It was sometime ago, that i was working in a complex Greenfield project.
We had to design a secure infrastructure (in many aspects), make sure that all traffic was encrypted at Rest and in Transit and deploy a large number of services in AWS. While the Dev teams were working on building the applications, i was focusing on those requirements.
The main requirement, was to design and implement a flat Mesh Network on AWS (with encrypted traffic). All servers deployed, should have a point-to-point connection to every other peer in the network. On top of that, some servers hosted on Azure and GCP should be able to join the Mesh. And to add more complexity, external clients like Laptops or Mobile Phones should be able to access securely, specific servers/services in the Mesh.
After gathering all the information and speaking with a number of people to make sure that all requirements were properly documented and added to the backlog, it was time to start working for the PoC (Proof of Concept)
One of the tools that seemed like the right candidate was Wireguard.
WireGuard is a secure network tunnel, operating at layer 3, implemented as a kernel virtual network interface for Linux. It utilizes state-of-the-art cryptography and it aims to be faster, simpler, leaner, and more useful than IPsec. Wireguard is currently under heavy development, but already it might be regarded as the most secure, easiest to use, and simplest VPN solution in the industry. That’s why a lot of VPN service providers have started to using it..

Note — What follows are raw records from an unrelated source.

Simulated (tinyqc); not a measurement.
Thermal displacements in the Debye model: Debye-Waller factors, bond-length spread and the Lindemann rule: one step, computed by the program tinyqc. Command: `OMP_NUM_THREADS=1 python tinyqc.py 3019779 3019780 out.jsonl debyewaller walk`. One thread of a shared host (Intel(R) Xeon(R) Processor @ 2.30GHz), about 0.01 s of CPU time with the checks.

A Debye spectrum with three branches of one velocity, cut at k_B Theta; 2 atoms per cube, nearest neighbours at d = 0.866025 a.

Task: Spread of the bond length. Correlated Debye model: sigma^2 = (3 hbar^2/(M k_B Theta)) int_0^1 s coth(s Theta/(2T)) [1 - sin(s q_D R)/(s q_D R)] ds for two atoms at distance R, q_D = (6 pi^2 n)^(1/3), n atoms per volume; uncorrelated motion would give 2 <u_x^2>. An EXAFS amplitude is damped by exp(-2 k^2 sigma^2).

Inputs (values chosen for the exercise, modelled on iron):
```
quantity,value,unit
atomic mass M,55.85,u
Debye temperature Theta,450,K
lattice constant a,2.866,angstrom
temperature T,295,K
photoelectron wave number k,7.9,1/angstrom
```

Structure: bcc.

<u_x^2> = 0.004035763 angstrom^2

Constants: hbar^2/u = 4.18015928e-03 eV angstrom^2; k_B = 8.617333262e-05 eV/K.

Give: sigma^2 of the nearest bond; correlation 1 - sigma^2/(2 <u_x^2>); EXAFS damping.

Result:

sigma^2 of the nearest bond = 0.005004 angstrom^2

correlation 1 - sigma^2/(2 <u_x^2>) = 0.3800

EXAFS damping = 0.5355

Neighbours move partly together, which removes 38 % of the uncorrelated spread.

After reading the documentation and running some tests, i decided to proceed with that. The process of setting up a Wireguard as a VPN is straight forward. You have to install it, generate the required keys, create a wg0.conf file for each server, configure the relevant Security groups on AWS and your VPN is up and running quickly.
But in our case, we had to build a Mesh consisting of 100s of servers, most of them being part of AutoScaling groups. As a result, we didn’t have the option to configure wg0.conf manually, every time a server had to join the mesh.
WireGuard works by encrypting the connection using a pair of cryptographic keys, each server needs to have it’s own private and public keys and then exchange public keys with the rest.
The wg0.conf file contains all the necessary configuration parameters for the WireGuard interface
Here are some of the main parameters that can be configured in wg0.conf:
PrivateKey: This parameter defines the private key for the WireGuard interface. It is used to authenticate and encrypt traffic between peers.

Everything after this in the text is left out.